Create a Document from a URL
When you already have an existing data store for your files or prefer not to store them with Document Engine, you can create a document from a URL.
When operating on a document from a URL, Document Engine will fetch the file using the provided URL and cache it in the node file system.
-
Your service sends a document’s URL to Document Engine, which makes a request to the URL to retrieve the document.
-
The document service returns the document, and Document Engine saves it and its metadata in the asset storage and PostgreSQL.
-
Your service receives the document ID back, which it can use to reference the document later.
Security Considerations
Please be aware that the workflow of this functionality requires Document Engine to perform a server-side retrieval of data at the specified URL. As such, creating a document from a URL comes with inherent security limitations.
For increased security at the expense of ease of integration, please consider disabling document creation from a URL and instead use the document creation from upload architecture to have data processed by Document Engine sourced from a Postgres database or S3-compatible storage.
The design intent of the document creation from a URL feature is for Document Engine to be able to easily integrate with other known and trusted services by reaching out and collecting data directly via HTTPS.

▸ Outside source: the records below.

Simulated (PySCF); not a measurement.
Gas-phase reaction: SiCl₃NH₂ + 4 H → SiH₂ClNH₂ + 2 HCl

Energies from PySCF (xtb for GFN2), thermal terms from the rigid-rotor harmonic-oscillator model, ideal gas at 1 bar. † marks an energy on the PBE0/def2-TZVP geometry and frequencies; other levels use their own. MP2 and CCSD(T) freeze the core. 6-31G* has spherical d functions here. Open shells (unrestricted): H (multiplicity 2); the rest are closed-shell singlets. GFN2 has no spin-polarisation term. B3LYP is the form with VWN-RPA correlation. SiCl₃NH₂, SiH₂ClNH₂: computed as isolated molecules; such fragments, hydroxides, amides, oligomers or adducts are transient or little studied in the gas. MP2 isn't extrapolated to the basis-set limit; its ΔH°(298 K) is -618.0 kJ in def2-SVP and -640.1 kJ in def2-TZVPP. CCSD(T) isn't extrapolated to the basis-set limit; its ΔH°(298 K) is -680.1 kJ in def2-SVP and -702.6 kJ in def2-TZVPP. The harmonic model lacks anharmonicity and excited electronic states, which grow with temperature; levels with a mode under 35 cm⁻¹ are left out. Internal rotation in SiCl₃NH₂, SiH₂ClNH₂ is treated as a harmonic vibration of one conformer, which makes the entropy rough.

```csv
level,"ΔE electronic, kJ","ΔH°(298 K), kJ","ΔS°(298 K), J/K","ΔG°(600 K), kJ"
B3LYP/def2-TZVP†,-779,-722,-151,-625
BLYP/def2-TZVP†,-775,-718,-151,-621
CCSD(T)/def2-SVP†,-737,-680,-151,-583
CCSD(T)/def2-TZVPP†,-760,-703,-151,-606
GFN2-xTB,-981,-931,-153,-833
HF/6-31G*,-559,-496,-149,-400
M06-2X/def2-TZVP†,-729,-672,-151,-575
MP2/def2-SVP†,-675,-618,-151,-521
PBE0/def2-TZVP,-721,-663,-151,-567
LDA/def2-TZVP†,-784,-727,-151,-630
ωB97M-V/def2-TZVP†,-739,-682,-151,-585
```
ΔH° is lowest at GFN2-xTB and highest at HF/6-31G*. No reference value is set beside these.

You should never send an untrusted URL directly to Document Engine. If your service is working with user input or other untrusted data sources, your service needs to implement checks to prevent untrusted URLs from being directly sent to Document Engine so as to mitigate the risk of server-side request forgery.
Because document creation from a URL requires an authorized API call, Document Engine doesn’t place limitations on the network sources it’ll attempt to resolve and retrieve data from. As an exercise in the principle of least privilege, consider limiting outbound network traffic at the container or network firewall level so that Document Engine can only communicate outbound to the sources it’s expected to retrieve data from.